USD/JPY Likely to Resume Uptrend, If BOJ Doesn’t Keep Intervention Threat On

Posted Friday, September 23, 2022 by
Skerdian Meta • 2 min read

Yesterday we saw a major move in USD/JPY as this pair dived around 5.5 cents down after the Bank of Japan finally decided to intervene in the forex market by buying JPY for the first time since 1998, following a massive decline in the JPY. They haven’t changed interest rates because inflation remains under control in Japan and didn’t take any action in yesterday’s meeting.

But, the intervention did damage. Although, some of the damage was undone as the price started to climb higher again. Now the big question is whether USD/JPY will resume the bullish trend or stagnate/reverse lower.

USD/JPY H4 Chart – Will Buyers Push the Price Above MAs?

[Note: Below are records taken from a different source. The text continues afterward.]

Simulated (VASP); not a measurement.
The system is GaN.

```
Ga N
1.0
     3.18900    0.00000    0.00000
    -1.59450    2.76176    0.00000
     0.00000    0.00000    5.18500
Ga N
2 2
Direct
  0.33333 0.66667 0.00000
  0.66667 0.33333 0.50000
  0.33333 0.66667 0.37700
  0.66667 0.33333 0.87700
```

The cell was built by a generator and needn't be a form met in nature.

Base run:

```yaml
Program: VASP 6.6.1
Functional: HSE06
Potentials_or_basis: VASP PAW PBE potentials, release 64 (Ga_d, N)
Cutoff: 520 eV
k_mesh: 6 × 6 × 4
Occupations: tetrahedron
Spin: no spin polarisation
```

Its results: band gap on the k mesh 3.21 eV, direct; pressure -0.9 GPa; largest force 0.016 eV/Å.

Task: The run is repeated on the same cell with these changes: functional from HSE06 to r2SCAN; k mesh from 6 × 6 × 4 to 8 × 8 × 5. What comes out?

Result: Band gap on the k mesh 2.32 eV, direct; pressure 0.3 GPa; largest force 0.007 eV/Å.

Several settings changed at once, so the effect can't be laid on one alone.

The decline was still much smaller than the gains of the last two months

It’s an important moment in financial markets but symbolism isn’t enough to reverse the trend in USD/JPY, if Japanese authorities really want to arrest the decline in the Yen currency. History is filled with stories of intervention by central banks, but when it is done in an isolated fashion or rather with poor coordination such as repeated attempts with bad timing or small amounts, they tend to not work out too well – especially in the big picture.

The Federal Reserve is still raising interest rates and this week’s dot plot chart showed that they will keep raising further, which will keep the USD bullish, while the BOJ is not thinking about that. Deutsche Bank came up with three reasons why this won’t work:

1) BOJ at cross purposes

“It is simply not credible for a central bank to be debasing its currency via extreme amounts of QE while authorities pursue a stronger FX at the same time”

2) The costs could be enormous

The 1998 intervention cost $3 billion over two days which would be equivalent to $10 billion today. “The market will be interested in seeing the size of intervention which will be released at the end of the month, but if authorities are intent on intervening by more than symbolic amounts, reserve depletion can build very quickly.”

3) It didn’t work before

Japan began intervening to strengthen the yen in Dec 1997 but it kept rising and made new highs in two weeks. In the April 1998 intervention, it took about three weeks to make new highs. The third intervention in June 1998 worked “but only because the LTCM crisis quickly followed.” Based on the 1997-98 playbook, the time to buy USD/JPY would be about three days after the intervention. Of course, at that time we weren’t witnessing an implosion of the bond market at the same time.